Dennis Ringrose from Chilliwack, who was racing in the Light 160 class, was unhurt after he did a mid-air flip in his vehicle during a race on Sunday, that left spectators wide-eyed with amazement.
“He was perfectly fine,” said Ken Shrimpton, LQMA promotions director.
“All the safety equipment did its job.”
In addition to safety cages, Quarter Midget racers wear protective helmets, neck braces and fireproof racing gear, and are secured to their seats with a five-point harness, Shrimpton explained.
About 70 competitors took part, which is about half the usual number.
Normally, Shrimpton explained, there would be a sizeable contingent of Americans from as far away as Oregon.
“If the border had been [completely] open, we would have had double the number of competitors,” Shrimpton remarked.

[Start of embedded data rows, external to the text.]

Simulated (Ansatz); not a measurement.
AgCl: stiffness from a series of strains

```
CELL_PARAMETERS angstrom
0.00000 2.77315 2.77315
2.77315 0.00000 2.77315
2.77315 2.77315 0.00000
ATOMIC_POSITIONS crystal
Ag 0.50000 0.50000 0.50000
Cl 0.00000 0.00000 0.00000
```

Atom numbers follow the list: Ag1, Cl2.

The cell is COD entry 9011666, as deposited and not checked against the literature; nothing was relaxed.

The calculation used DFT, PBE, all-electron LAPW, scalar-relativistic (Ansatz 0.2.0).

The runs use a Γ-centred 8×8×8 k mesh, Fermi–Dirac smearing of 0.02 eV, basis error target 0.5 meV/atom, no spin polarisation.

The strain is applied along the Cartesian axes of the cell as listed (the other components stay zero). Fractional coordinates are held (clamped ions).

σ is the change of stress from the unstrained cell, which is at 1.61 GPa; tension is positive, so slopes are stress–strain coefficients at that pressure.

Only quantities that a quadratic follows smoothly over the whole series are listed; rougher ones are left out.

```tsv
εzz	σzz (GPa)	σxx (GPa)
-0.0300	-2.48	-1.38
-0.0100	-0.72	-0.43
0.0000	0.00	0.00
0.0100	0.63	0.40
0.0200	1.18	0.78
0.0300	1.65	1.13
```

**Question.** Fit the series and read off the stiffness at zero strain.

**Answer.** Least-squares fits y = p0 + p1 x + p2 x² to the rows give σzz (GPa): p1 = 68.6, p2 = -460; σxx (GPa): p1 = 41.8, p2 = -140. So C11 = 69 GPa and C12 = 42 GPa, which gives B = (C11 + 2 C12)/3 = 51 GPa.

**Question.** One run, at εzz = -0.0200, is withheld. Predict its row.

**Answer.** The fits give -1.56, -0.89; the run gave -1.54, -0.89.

“This is our big, Super Bowl type event.”
Attendance figures were not available, but Shrimpton estimated all three grandstands at the track were filled for most events.
“That’s a good mix of aunts, uncles, parents and the general public,” Shrimpton noted.
During the two-day event at 26965 8th Ave., in addition to racing there was a bouncy castle, dunk tank, 50/50 draw and dinner for participants.
LQMA is a non-profit organization that specializes in car racing for racers five to 16.
They compete in small competition cars scaled down to one-fourth the size of midget race cars, powered by small one-cylinder engines similar in size and construction to most lawnmower engines.
Quarter Midget race cars have four-wheel suspension, unlike go-karts.
The sport is nationwide with regional and national championship races held each year.